Rock garden

Pool in the rock garden at RHS Wisley, wholly artificial and constructed in the 1920s.
Rock garden, Castle Archdale. These jagged rocks are typical of some parts of the lough shore. People used to transport them away for a feature for their gardens.
Seiganji in Maibara, Shiga prefecture, Japan

A rock garden, also known as a rockery and formerly as a rockwork, is a garden, or more often a part of a garden, with a landscaping framework of rocks, stones, and gravel, with planting appropriate to this setting. Usually these are small Alpine plants that need relatively little soil or water. Western rock gardens are often divided into alpine gardens, scree gardens on looser, smaller stones, and other rock gardens.[1]

Some rock gardens are planted around natural outcrops of rock, perhaps with some artificial landscaping, but most are entirely artificial, with both rocks and plants brought in. Some are designed and built to look like natural outcrops of bedrock. Stones are aligned to suggest a bedding plane, and plants are often used to conceal the joints between said stones. This type of rockery was popular in Victorian times and usually created by professional landscape architects. The same approach is sometimes used in commercial or modern-campus landscaping but can also be applied in smaller private gardens.

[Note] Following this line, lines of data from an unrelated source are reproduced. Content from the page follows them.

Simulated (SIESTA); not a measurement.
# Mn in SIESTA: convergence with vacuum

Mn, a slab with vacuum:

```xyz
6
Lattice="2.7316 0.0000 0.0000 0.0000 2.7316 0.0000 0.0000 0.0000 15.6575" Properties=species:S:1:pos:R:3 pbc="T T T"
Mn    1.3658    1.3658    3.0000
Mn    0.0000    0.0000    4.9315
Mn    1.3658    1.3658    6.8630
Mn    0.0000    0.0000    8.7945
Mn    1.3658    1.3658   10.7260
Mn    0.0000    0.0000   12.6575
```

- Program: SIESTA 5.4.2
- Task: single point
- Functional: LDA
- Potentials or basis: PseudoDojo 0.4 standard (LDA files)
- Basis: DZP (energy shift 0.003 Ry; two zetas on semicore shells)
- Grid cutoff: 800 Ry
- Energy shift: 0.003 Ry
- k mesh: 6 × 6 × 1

The Japanese rock garden, or dry garden, often referred to as a "Zen garden", is a special kind of rock garden with a few large rocks, and gravel over most of the surface, often raked in patterns, and no or very few plants. Other Chinese and Japanese gardens use rocks, singly or in groups, with more plants, and often set in grass, or next to flowing water.

Until the fairly recent past the removal for gardening purposes of both plants and stone from their natural wild locations has resulted in considerable problems, and many are now legally protected; English Westmorland limestone pavement is one example.[2]